Thursday, July 9, 2015

making things photographically 'better'

Before it got mangled, the Chinese observation used to be, "One picture worth 10,000 words." There was a time when 10,000 was a figure used to indicate incalculability.

Now the number has been reduced to 1,000 -- a comprehensible figure that indicates relative, rather than vast and absolute perspective.

Either way, I guess, a picture does often leave all the chit-chat in the shade: The photo of a starving child transmits in a trice, where a disquisition on "starvation" tends to numb with its litany of facts. A visual image doesn't lie ... sort of.
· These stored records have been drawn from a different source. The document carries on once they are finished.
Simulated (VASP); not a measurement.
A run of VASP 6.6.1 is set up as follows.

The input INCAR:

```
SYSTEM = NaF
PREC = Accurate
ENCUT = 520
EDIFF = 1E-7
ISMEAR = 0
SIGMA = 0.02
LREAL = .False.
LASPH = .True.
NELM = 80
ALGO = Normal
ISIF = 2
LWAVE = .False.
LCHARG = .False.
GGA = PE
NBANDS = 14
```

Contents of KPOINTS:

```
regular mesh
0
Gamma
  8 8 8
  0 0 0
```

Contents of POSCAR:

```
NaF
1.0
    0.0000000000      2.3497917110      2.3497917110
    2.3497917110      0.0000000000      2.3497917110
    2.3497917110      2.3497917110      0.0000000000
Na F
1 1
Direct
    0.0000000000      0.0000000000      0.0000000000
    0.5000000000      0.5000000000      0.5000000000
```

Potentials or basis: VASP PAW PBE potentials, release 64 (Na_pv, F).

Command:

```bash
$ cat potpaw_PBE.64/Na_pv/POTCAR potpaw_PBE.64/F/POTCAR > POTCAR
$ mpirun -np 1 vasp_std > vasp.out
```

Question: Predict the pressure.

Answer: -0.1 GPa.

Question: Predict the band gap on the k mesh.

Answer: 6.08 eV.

But now, in New York, there is an exhibition of photo images that may be iconic but are also doctored for greater effect.
[Michael] Kamber is so troubled by the rise in manipulation of press images that he has co-curated a new exhibition in New York. Altered Images: 150 Years of Posed and Manipulated Documentary Photography reveals more than 40 photos that have been faked, posed or manipulated, from 19th-Century propaganda to 21st-Century digital trickery.
No longer is the truth enough. There needs to be my vision of the truth. The arrogance of the digital-age is disheartening. When things get serious, your opinion and mine, your vision or horror and mine, can go suck an egg. Photos were once a touchstone for getting a 'true' story. Now, because manipulation is so easy, the 'truth' is not enough.
Kamber decided to mount this exhibition after controversy surrounding this year’s World Press Photo competition, in which a fifth of the finalists were disqualified for manipulating their images.
The resulting mediocrity of thought and creativity is breath-taking.

True, "let the buyer beware." But is there some emphasis that can likewise be placed on the value of an "honest broker?"